Cyber-Attacks Highlight Importance of Being Ready For the GDPR

Posted by Peter Johnson 15 December 2016

It seems that rarely a day goes by without a cyber-attack on a major company making the headlines. Recent publicity surrounding cyber-attacks, including data breaches at TalkTalk and Tesco, highlights the vulnerability of businesses to cyber security breaches and the potential consequences that can follow.

When the deadline arrives for companies to comply with the European Union General Data Protection Regulation (GDPR), the fines businesses could face as a result of such breaches are significant.

The GDPR will come into force in all EU member states from 25 May 2018, and businesses will be required to be compliant by that date. Although the UK has voted to leave the EU, the lengthy period of exit negotiations means that the GDPR will, at least temporarily, become law in the UK. With the expanded territorial scope of the GDPR, UK companies offering goods or services (even for free) to EU citizens or monitoring the behaviour of EU citizens, will also continue to be subject to the GDPR, regardless of the UK’s departure from the EU.

How Will It Affect You?

For individuals, the GDPR introduces enhanced rights and protections concerning the use of their data. For companies, it introduces new breach notification rules and significantly higher fines of 4% of global turnover or EUR20 million (whichever is greater) in the event of a data breach.

Your business should assess the implications of the GDPR and implement the required changes. When preparing for the GDPR, you should:

  • Know how it will impact your company: The broad territorial reach means GDPR will also impact companies located outside the EU.
  • Be aware of the increased fines: Do you know how much your company could be fined if it experiences a data breach?
  • Know what personal data your company holds and the lawful basis on which you rely when using and storing it. Keep in mind the more stringent consent requirements.
  • Have plans in place to respond to data breaches: Companies are required to notify the relevant supervisory authority of most data breaches within 72 hours of becoming aware of the breach. The GDPR also introduces mandatory notification to affected individuals where the breach is likely to result a high risk to those individuals.
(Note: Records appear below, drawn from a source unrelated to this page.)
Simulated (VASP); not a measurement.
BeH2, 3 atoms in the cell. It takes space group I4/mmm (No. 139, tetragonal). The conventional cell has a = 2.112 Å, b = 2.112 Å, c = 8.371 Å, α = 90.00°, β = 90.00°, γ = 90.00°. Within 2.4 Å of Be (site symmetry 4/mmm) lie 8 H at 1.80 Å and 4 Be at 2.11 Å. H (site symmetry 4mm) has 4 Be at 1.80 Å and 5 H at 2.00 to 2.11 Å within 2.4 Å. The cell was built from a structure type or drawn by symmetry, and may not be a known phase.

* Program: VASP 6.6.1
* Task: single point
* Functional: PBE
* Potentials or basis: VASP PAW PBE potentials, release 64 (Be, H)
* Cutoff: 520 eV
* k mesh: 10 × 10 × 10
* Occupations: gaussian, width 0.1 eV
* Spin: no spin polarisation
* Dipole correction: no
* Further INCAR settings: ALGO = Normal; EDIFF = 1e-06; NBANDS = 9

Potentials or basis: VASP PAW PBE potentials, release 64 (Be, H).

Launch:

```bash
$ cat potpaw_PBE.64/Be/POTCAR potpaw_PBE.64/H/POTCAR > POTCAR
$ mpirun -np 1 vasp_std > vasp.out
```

It may seem as though there is plenty of time before the GDPR comes into force, but the new rules include obligations that may require your company to make operational and IT changes, which take time and require budget investment. With the likelihood of experiencing a cyber hack increasing and the potential for steep fines if personal data you hold is compromised, the risks associated with delaying preparations are too great to ignore.